Exhibit 10.1
Third Amended and Restated
Amkor Technology, Inc.
Non-Employee Director Compensation Policy
Amended: May 14, 2024
Each member of the Board of Directors (the “Board”) of Amkor Technology, Inc., a Delaware corporation (the “Company”), who is a non-employee director of the Company (each such member, a “Non-Employee Director”) will be eligible to receive the compensation described in this Non-Employee Director Compensation Policy (the “Policy”) for his or her Board service. Unless otherwise defined herein, capitalized terms used in this Policy will have the meaning given to such terms in the Company’s 2021 Equity Incentive Plan (as amended, the “Plan”) or any successor equity incentive plan.
The Policy, as amended and restated, will be effective on May 14, 2024 (the “Effective Date”). The Policy may be amended at any time in the sole discretion of the Board.
Commencing with the Effective Date, each Non-Employee Director will be eligible to receive the applicable compensation set forth below. Cash retainers may be paid either as a lump sum or in periodic (e.g., quarterly) installments and may be prorated for service of less than an annual period. Any equity compensation contemplated under this Policy will be granted under the Plan or any successor equity incentive plan.
(a)Cash Retainers for Board Service. Each person serving as a Non-Employee Director will be paid an annual cash retainer of $85,000.

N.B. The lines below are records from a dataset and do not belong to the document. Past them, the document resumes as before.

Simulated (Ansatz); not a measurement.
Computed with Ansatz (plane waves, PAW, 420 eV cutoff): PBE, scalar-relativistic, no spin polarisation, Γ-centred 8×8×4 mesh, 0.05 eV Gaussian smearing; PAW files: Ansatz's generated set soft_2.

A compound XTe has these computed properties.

The following additional annual cash retainers will be paid to a Non-Employee Director serving in each of the following applicable roles:
Lead Independent Director: $30,000
Executive Vice Chair: $150,000
Strategic Oversight Role: $75,000
(b)Cash Retainers for Committee Service. The following annual cash retainers will be paid to a Non-Employee Director serving as the Chair of a committee of the Board as listed below:
Audit Committee Chair: $25,000
Compensation Committee Chair: $15,000
Nominating and Governance Committee Chair: $10,000
The following annual cash retainers will be paid to a Non-Employee Director serving as a member of a committee of the Board (including the Chair of the committee) as listed below:
Audit Committee member: $12,000
Compensation Committee member: $10,000
Nominating and Governance Committee member: $7,500
(c)Annual Equity Award Grant.
(i)Grants. Without any further action by the Board, at the close of business on the date of each annual meeting of the stockholders of the Company commencing with the Effective Date (each, an “Annual Meeting”), each person who is then a Non-Employee Director will automatically be granted Restricted Stock Units equal to (A) $195,000 divided by (B) the Fair Market Value of a share of Common Stock on the date of the applicable Annual Meeting (each, an “Annual Grant”). A Non-Employee Director who has been elected or appointed for the first time to be a Non-Employee Director after the Annual Meeting (a “New Director”) will receive a prorated Annual Grant. The value of the prorated Annual Grant for a New Director will be equal to the product of (1) the Annual Grant value and (2) a fraction, the numerator of which will be equal to the number of days in the period beginning on the date the New Director was elected or appointed (the “Start Date”) to the date of the next subsequent Annual Meeting and the denominator of which will be 365 (the “Prorated Annual Grant”). The number of RSUs covered by such Prorated Annual Grant will be equal to (1) the Prorated Annual Grant value divided by (2) the Fair Market Value of a share of Common Stock on the Start Date. Each Annual Grant, including any Prorated Annual Grant, will fully vest on the earlier of (1) the first anniversary of the applicable grant date and (2) the date of the first Annual Meeting following the applicable grant date, subject to the Non-Employee Director’s continuous service as a Director through the vesting date.
(ii)Change in Control. Notwithstanding the foregoing, all unvested equity awards granted pursuant to this Section (c) will fully vest upon a Change in Control if the successor or acquiring company does not assume or provide a substitute for the awards in connection with the Change in Control.
(d)Death or Disability.
(i)Vesting. Equity awards granted to Non-Employee Directors pursuant to the Policy will fully vest upon such Non-Employee Director’s death or termination of service as a Director due to disability.
(ii)Other Terms. The remaining terms and conditions of each Restricted Stock Unit award will be as set forth in the Plan and the applicable Restricted Stock Unit award agreement for Directors, in the form adopted from time to time by the Board.
1.Non-Employee Director Compensation Limit
Notwithstanding anything herein to the contrary, the cash and equity compensation each Non-Employee Director is eligible to receive under this Policy (or otherwise) will be subject to the limits set forth in Section 12 of the Plan.
2.Expenses
The Company will reimburse each Non-Employee Director for ordinary, necessary and reasonable out-of-pocket travel expenses to cover in-person attendance at and participation in Board and committee meetings, subject to the Non-Employee Director submitting to the Company appropriate documentation substantiating such expenses in accordance with the Company’s travel and expense policy, as in effect from time to time.